This Midwest Amish Country Is Pilgrimage-Worthy for the Fried Chicken Alone
Okay, so I was never a very good Midwesterner—I lasted four years, not a day more, so long ago that it seems like another lifetime. Living there, however, there are things that you pick up, certain habits, not easily broken. Broasted chicken is one of them, at least for me; in other parts of the country, people may know the process as pressure frying, and even if they don’t, this is the method that KFC uses.
There is, however, something very different about the way broasted chicken is prepared at the smaller Midwest joints, from cheery country restaurants known for their home cooking, to dank corner joints in unfashionable parts of Chicago where they probably also sell trays of saucy rib tips, alongside wafer-thin pizzas cut into squares, because no serious Chicagoan is ever going to be able to love one over the others, and so the restaurateur is wise to ensure bases are covered.
These are the places that had me falling in love with broasted chicken, simply seasoned, not much more than salt, really, lightly breaded, and always unimpeachably crispy. These days, however, when wandering in the desert, which is anywhere outside of the Midwest, it seems like, I often dream, quite specifically, of the chicken at Mrs. Yoder’s Kitchen.

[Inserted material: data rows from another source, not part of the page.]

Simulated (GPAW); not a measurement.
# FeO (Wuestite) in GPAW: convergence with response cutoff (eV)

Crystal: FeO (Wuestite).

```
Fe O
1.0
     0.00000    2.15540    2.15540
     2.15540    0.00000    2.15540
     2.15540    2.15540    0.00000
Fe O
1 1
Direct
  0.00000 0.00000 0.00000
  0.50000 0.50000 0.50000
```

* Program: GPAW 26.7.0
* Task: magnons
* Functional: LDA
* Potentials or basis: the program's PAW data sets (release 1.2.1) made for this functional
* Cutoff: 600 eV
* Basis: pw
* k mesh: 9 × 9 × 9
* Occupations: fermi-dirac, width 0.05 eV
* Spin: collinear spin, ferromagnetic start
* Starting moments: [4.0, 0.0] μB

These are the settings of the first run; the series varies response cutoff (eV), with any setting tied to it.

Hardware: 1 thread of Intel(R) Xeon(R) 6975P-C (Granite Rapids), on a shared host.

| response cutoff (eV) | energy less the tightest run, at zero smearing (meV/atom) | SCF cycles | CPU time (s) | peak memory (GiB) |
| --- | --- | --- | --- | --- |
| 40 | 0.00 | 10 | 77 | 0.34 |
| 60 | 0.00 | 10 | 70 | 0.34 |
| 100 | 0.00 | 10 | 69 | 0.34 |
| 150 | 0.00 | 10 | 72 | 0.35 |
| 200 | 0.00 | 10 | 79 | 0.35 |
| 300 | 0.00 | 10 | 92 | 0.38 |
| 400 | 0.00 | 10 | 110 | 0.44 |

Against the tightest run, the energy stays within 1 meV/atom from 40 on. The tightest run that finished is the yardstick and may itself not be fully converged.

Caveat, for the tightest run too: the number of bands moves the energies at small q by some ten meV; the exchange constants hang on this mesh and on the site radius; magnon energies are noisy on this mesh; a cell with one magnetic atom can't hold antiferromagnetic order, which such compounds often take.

Gloria Yoder is not Amish, but the tables at her restaurant, in her tiny hometown of Mount Hope, Ohio on any given evening, are full of Amish diners; Mrs. Yoder’s, open since 1993, prepares and serves approximately two tons of chicken—delicately fried, dripping juices with every bite—every single week, according to the restaurant. Also served: One and a half tons of mashed potatoes, and thousands of loaves of the housemade bread.
Mount Hope is located in mostly rural, agricultural Holmes County, with a population of just over 40,000 people, and the nearest city of any size, Canton, is nearly 40 minutes away by car. With the highest percentage of Amish population of any county in the country (Lancaster County, Pennsylvania is more heavily populated, but it is also much more diverse), you might assume that Holmes County gets a lot of passing tourist trade, and you would be correct (four million visitors each year was a recent estimate), but Mrs. Yoder’s, unlike most of the popular dinner spots in the region, is a wonderfully local affair—if the waiting horses outside didn’t drive this home already, enter the foyer of the modestly-appointed restaurant, and you’ll see rows of black hats on shelves, because a gentleman simply does not wear a hat to the dinner table, not even in these uncivilized times.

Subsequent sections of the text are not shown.